The Beijing Academy of Artificial Intelligence (BAAI) has announced the launch of Emu3, a native multimodal world model. This model, based on next-token prediction technology, can comprehend and generate text, images, and videos without relying on diffusion models or combinatorial methods. Emu3 surpasses existing well-known open-source models such as SDXL, LLaVA, and OpenSora in tasks like image generation, video generation, and visual language understanding, demonstrating exceptional performance.

WeChat Screenshot_20241021135044.png

At the core of the Emu3 model is a powerful visual tokenizer that converts videos and images into discrete tokens, which can be fed into the model alongside discrete tokens from a text tokenizer. The model's output tokens can be converted into text, images, and videos, providing a unified research paradigm for Any-to-Any tasks. Additionally, the flexibility of Emu3's next-token prediction framework allows for seamless application of Direct Preference Optimization (DPO) to autoregressive visual generation, aligning the model with human preferences.
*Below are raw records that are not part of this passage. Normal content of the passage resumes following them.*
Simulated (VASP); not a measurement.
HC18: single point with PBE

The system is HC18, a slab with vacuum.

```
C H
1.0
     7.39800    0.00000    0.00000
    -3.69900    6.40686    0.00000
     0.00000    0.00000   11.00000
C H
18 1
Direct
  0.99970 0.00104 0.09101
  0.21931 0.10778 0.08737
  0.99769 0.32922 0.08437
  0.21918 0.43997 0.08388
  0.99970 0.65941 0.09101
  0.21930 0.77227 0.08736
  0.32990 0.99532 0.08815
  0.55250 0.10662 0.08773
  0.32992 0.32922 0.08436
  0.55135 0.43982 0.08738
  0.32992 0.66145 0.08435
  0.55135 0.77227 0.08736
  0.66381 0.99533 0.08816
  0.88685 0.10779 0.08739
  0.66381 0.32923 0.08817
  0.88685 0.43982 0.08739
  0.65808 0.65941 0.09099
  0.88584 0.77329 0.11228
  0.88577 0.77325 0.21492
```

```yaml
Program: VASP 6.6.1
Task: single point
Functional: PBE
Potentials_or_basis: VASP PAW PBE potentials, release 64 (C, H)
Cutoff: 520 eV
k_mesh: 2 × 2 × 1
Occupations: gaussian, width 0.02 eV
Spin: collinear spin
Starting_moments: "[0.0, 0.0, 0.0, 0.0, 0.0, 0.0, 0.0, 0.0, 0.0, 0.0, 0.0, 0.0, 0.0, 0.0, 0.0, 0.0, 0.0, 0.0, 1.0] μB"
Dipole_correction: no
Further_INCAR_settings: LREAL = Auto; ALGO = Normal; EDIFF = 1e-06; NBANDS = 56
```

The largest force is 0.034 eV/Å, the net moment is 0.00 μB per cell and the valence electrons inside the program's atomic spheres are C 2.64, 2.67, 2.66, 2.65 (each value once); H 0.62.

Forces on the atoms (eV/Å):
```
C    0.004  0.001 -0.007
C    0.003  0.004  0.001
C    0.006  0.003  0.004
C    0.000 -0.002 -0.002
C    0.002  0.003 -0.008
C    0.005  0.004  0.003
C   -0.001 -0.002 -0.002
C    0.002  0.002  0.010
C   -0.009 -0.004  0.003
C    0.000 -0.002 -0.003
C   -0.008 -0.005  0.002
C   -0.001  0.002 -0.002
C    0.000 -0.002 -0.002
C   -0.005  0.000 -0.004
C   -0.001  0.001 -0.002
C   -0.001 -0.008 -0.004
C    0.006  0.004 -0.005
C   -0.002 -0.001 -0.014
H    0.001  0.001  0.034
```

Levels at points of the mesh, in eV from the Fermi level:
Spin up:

WeChat Screenshot_20241021135121.png

The research results of Emu3 demonstrate that next-token prediction can serve as a powerful paradigm for multimodal models, enabling large-scale multimodal learning beyond language and achieving advanced performance in multimodal tasks. By converging complex multimodal designs to the token level, Emu3 unlocks significant potential for large-scale training and inference. This achievement paves a promising path for building a multimodal AGI.

Currently, the key technologies and models of Emu3 have been open-sourced, including SFT-trained chat models and generative models, along with corresponding SFT training codes, to facilitate further research and community building and integration.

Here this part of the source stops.